Frankenstein (2025) dir. Guillermo del Toro
Date seen: October 24, 2025
Date reviewed: October 26, 2025

SPOILERS for both Mary Shelley’s Frankenstein and Guillermo del Toro’s adaptation ahead.

Victor beholds the Creature in his lab

In directing Frankenstein, Guillermo del Toro knew he had one chance to get it right, and that’s why he waited so long. I read del Toro’s introduction to THE NEW ANNOTATED FRANKENSTEIN, written in 2017, and gleaned his connection with with Mary Shelley’s original tale profoundly. And indeed, his adaptation brings to life the grandiosity that is Romantic prose, with rich and indulgent color and costuming, and formidable sets that capture the extravagance of aristocratic wealth, the sublime of the natural world, and the spectacle of mad science in the popular imagination. Like Shelley’s novel, the true horror lies not in the blood and the gore but in the humanity (and lack thereof) of monsters and the men who make them.

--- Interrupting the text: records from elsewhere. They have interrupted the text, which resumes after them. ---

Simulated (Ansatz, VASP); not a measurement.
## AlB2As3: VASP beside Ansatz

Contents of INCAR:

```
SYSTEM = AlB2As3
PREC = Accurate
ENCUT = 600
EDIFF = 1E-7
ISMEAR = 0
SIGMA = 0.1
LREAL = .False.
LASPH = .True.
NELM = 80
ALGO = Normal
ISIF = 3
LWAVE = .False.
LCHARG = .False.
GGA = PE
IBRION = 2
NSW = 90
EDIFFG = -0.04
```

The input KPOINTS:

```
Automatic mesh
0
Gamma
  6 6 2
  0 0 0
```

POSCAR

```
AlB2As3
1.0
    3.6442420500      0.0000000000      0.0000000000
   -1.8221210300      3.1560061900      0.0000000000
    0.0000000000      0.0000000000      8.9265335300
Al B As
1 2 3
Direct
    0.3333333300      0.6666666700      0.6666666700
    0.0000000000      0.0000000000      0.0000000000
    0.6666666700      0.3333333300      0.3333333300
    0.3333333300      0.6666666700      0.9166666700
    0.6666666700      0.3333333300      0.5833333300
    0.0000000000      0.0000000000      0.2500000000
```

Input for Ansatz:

But to call this film a faithful adaptation of Mary Shelley’s “Miltonian tragedy”, as the director and press insinuated, is a gross and elementary simplification. I suppose “faithful,” in the Frankenstein cinematic universe, only means that Robert Walton exists and that the scientist’s given name is Victor, both of which are true for del Toro. But this adaptation obliterates the nuance of the original novel by exaggerating the Creature as a victim and Victor as a villain. We no longer get to watch the young scientist’s transformation from misguided student to irredeemable narcissist because del Toro’s Frankenstein is despised from the start: spoiled and disliked by his own father, and eventually his younger brother and Elizabeth (who, by the way, is neither related to the Frankensteins nor primarily Victor’s romantic interest in this adaptation. While the original Victor called Elizabeth “sister,” del Toro’s Victor pines for his brother’s fiancée, who he calls sister-in-law). Meanwhile, we never get to question whether the Creature was justified in killing William, Henry, and Elizabeth, and in framing Justine, because del Toro’s Creature only killed William in self-defense, Justine and Henry as characters were omitted entirely, and Elizabeth was killed not by the Creature himself but by Victor Frankenstein’s misfire. The black-and-white characterization and the removal of critical characters serves del Toro’s interpretation of the novel — albeit a common and valid one, where the man himself is the monster — but leaves no room for another conclusion, or capacity to empathize with the scientist at all.

Del Toro clearly draws from Kenneth Branagh’s 1993 adaptation, which he described as having a “pretty much perfect” script, most notably in the “naked Eureka” scene and Victor’s request to the Creature to “say my name.” I see Branagh’s adaptation as a tribute to Mary Shelley’s Frankenstein, and the best compromise between book-accuracy and cimenatic brevity I’ve seen so far. Meanwhile, I see del Toro’s Frankenstein a well-produced tribute to every other tribute to Mary Shelley’s Frankenstein. Although the aging-up of William is unique — no other Frankenstein director seems to pass up the opportunity to kill an innocent child — as is having him marry Elizabeth, there is no other plot point of this film that I have not seen in a Frankenstein adaptation before.

But I will stop harping on loyalty. Film and prose are different mediums, so of course some translation is necessary — and just because the movie was different from the book doesn’t mean it was a bad movie on its own. I enjoyed my experience of watching this film, the first del Toro film I have watched. The horror is vivid but not overdone, and the lush imagery stunned and thrilled me. The bloody crimson of Victor’s gloves, the magnificent turquoise of Elizabeth’s dress, the grotesque yet sympathetic stitches of the Creature’s design, the glamorous wedding! The steampunk lab! The mirrors that Victor always stops to look into like the self-obsessed brat that he is. Frankensteins are often broody and stormy but del Toro’s Frankenverse had frills. Oscar Isaac and Jacob Elordi breathed such angst and tenderness into their respective characters, and I particularly liked the tenderness of their interactions during the Creature’s “infancy” — among the only scenes allowing Iscar Isaac’s Victor to show humanity. What made this movie worth the watch was the prowess of the leading actors and the quality of the production — 3.5/5 stars. I’m glad I caught it in theaters. I can’t say I’ll watch it again.

Victor broods


Frankenstein (dir. Guillermo del Toro) screened in select theaters October 17-24, 2025, and will be released on Netflix on November 17.